Datasets are the top-level containers that you use to organize your BigQuery tables and views. They frequently map to schemas in standard relational databases and data warehouses.
Datasets are scoped to your Cloud project. When you reference a table from the command line, in SQL queries, or in code, you refer to it as follows:
A dataset is bound to a location. The dataset locations are as follows:
- Regional: A specific geographic place, such as London.
- Multi-regional: A large geographic area, such as the United States, that contains two or more geographic places.
You can only set the location for a dataset at the time of its creation. A query can contain tables or views from different datasets in the same location.
Using these multiple scopes (project, dataset, table, and location) can help you structure your information logically and geographically.
BigQuery tables are row-column structures that hold your data. Every table is defined by a schema that describes the column names, data types, and other information. You can specify the schema of a table when it's created. Alternatively, you can create a table without a schema and specify the schema in the query job or load job that first populates it with data. BigQuery has the following types of tables:
- Native tables: Tables backed by native BigQuery storage.
- External tables: Tables backed by storage external to BigQuery.
- Views: Virtual tables defined by a SQL query.
For more information, see Storage management.
Jobs are actions that BigQuery runs on your behalf to load data, export data, query data, or copy data. Jobs are not linked to the same project that your data is stored in. However, the location where the job can execute is linked to the dataset location. For example, if you load data from a Cloud Storage bucket into a BigQuery dataset that's located in Singapore, the Cloud Storage bucket must be in Singapore or a location that contains Singapore, such as the Asia multi-region. Conversely, if your dataset is located in the European Union multi-region, you can't query it from locations outside of the European Union, such as the US multi-region. This ensures that your data locality requirements are met.
Provisioning and system sizing
You don't need to provision resources before using BigQuery, unlike many RDBMS systems. BigQuery allocates storage and query resources dynamically based on your usage patterns:
- Storage resources are allocated as you consume them and deallocated as you remove data or drop tables.
- Query resources are allocated according to query type and complexity. Each query uses some number of slots, which are units of computation that comprise a certain amount of CPU and RAM.
You don't have to make a minimum usage commitment to use BigQuery. The service allocates and charges for resources based on your actual usage. By default, all BigQuery customers have access to 2,000 slots for query operations. You can also make slot reservations for your project. For details about which approach to use, see Costs.
Internally, BigQuery stores data in a proprietary columnar format called Capacitor, which has a number of benefits for data warehouse workloads. BigQuery uses a proprietary format because it can evolve in tandem with the query engine, which takes advantage of deep knowledge of the data layout to optimize query execution. BigQuery uses query access patterns to determine the optimal number of physical shards and how they are encoded.
The data is physically stored on Google's distributed file system, called Colossus, which ensures durability by using erasure encoding to store redundant chunks of the data on multiple physical disks. Moreover, the data is replicated to multiple data centers.

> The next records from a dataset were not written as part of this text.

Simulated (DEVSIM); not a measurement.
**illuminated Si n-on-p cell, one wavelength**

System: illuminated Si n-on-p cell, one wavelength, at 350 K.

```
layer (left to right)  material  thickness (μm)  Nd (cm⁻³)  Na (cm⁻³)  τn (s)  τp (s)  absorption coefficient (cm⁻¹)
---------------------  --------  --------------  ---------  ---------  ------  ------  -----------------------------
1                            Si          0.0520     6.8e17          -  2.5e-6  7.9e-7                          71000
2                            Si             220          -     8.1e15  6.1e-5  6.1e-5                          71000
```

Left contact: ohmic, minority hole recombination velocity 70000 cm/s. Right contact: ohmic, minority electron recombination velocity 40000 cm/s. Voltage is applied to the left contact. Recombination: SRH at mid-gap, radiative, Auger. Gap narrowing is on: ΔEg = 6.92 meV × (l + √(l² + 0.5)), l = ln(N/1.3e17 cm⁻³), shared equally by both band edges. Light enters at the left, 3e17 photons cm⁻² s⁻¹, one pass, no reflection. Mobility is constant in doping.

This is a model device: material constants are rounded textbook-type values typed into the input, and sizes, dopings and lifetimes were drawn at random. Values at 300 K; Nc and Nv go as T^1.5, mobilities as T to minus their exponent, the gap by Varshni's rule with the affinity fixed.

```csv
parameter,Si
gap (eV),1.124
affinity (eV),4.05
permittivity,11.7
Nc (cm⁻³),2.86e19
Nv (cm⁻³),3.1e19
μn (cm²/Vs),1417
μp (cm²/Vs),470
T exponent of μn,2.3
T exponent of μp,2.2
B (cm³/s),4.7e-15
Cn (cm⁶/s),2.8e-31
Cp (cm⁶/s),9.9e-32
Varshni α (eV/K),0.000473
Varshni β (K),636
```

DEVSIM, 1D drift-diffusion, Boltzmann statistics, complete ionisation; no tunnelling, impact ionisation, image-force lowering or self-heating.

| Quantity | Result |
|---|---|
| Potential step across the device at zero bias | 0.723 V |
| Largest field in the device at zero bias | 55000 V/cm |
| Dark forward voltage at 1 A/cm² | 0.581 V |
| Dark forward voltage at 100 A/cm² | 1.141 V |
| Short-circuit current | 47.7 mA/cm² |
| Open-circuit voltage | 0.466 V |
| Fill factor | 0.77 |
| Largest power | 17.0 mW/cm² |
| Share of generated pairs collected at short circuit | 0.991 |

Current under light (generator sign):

You can also run BigQuery queries on data outside of BigQuery storage, such as data stored in Cloud Storage, Google Drive, or Bigtable, by using federated data sources. However, these sources are not optimized for BigQuery operations, so they might not perform as well as data stored in BigQuery storage.
BigQuery is a fully managed service, which means that the BigQuery engineering team takes care of updates and maintenance for you. Upgrades don't usually require downtime or hinder system performance.
Many conventional systems require resource-intensive vacuum processes to run at various intervals to reshuffle and sort data blocks and recover space. BigQuery has no equivalent of the vacuum or index management, because the storage engine continuously manages and optimizes how data is stored and replicated. Also, because BigQuery doesn't use indexes on tables, you don't need to rebuild indexes.
Backup and recovery
Managing backup and availability has always been a complex and expensive task
for database administrators. The need for extra licenses and hardware can
greatly increase costs. BigQuery addresses backup and disaster
recovery at the service level. By maintaining a complete seven-day history of
changes against your tables, BigQuery lets you query a
point-in-time snapshot of your data by using either table decorators or
SYSTEM_TIME AS OF in the
You can easily revert changes without having to request a recovery from backups.
When a table is explicitly deleted, its history is flushed after seven days.
offers instant in-region table snapshots.
can be regional or multi-regional. For regional datasets, for example a dataset
located in the
us-central1 region, no copy of the dataset is maintained outside
of the region. If you consider the lack of backups outside one region risky for
your business, you can create and schedule cross-region copies using the
BigQuery Data Transfer Service.
For multi-regional datasets located in large geographical areas such as Europe
(EU), a copy is automatically stored in another Google Cloud region.
If a region fails, some recent data may be lost. For more information, see the BigQuery documentation on availability and durability.
This section discusses administrative tasks, such as organizing datasets, granting permissions, and onboarding work in BigQuery. The section also discusses how to manage concurrent workloads, monitor the health of your data warehouse, and audit user access.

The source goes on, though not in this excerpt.